Indian Kashmir's top official orders release of policeman who hurled shoe

SRINAGAR, India (AP) — Indian-controlled Kashmir's top elected official has pardoned an off-duty police officer who hurled a shoe at him during India's independence day ceremony — an insulting act reportedly lauded by thousands of Kashmiris.

Chief Minister Omar Abdullah directed officials to release Abdul Ahad Jan from prison after meeting the policeman on Tuesday, a government statement said.

"The Holy month of Ramadan teaches us to be compassionate and to forgive everyone," Abdullah said. The Muslim month of fasting began on Aug. 12.

Jan was in a high-security gallery of top officials and ministers when he hurled the shoe during the ceremony at a soccer stadium in Srinagar on Sunday. He also threw a black flag toward Abdullah while shouting, "We want freedom." Neither item hit Abdullah.

Jan was immediately arrested and authorities later said he was mentally unstable and had been suspended from work in May.
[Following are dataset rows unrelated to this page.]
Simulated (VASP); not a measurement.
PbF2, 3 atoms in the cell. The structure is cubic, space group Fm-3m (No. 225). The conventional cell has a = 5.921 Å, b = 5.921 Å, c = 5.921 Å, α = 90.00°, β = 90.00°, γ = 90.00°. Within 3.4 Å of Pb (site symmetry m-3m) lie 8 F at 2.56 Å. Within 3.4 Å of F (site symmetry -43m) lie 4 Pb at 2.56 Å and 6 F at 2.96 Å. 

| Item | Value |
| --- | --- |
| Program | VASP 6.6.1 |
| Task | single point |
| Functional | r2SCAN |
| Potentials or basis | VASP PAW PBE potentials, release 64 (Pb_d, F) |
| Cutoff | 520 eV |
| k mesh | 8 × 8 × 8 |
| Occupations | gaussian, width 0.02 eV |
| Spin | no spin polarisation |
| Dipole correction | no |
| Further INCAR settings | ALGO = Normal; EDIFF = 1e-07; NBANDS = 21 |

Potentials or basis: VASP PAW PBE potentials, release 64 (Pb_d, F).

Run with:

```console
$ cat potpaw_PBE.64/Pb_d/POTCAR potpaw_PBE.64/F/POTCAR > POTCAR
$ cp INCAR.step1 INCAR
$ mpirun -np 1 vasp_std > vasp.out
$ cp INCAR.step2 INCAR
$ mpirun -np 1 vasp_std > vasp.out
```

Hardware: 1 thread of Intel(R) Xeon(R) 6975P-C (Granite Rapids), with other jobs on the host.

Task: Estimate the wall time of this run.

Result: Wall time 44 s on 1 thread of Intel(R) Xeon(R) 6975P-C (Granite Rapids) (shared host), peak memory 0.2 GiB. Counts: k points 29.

Top officials called the act a major security breach and suspended 15 police officials, including four officers, for lax security that allowed the officer to enter the stadium.

Thousands of people reportedly shouted pro-independence slogans in a show of support outside Jan's house in his native village after the incident and demanded his unconditional release.

The public reaction to the stunt underscored the continuing anti-India sentiment in the predominantly Muslim region, which has been rocked by unrest since June. At least 59 people have died in the violence.

A top separatist leader dismissed Abdullah's action as a "drama."

"The puppet chief minister is invoking compassion and forgiveness in this (fasting) month and has suspended 15 officials for the shoe throwing incident," said Masarat Alam in a statement.

"Have they suspended anyone for murders in Ramadan alone?" he asked, referring to the killing of Kashmiri Muslims by government forces during street protests.

The Himalayan region is divided between predominantly Hindu India and Muslim-majority Pakistan, but claimed in full by both. Most people in Kashmir favor independence from India or a merger with Pakistan.

The recent unrest in Indian Kashmir is reminiscent of the late 1980s, when protests against New Delhi's rule sparked an armed conflict that has so far killed more than 68,000 people, mostly civilians.

Separatists have called for more protests and strikes during Ramadan, and the government has responded by imposing curfews, effectively shutting down the disputed region.

On Wednesday, thousands of armed police and paramilitary soldiers patrolled Srinagar and other major towns, enforcing a strict curfew, but protesters took to the streets anyway.

Residents staged protest marches across much of Kashmir and chanted "Go India! Go back" and "We want freedom."

Most protests were peaceful, but in some places clashes broke out after security forces tried to block the marchers by firing warning shots and tear gas, said a police officer on condition of anonymity as he was not authorized to speak with media.

The protesters hurled rocks and bricks at government forces, he said.

At least 13 people were injured in the clashes, police said.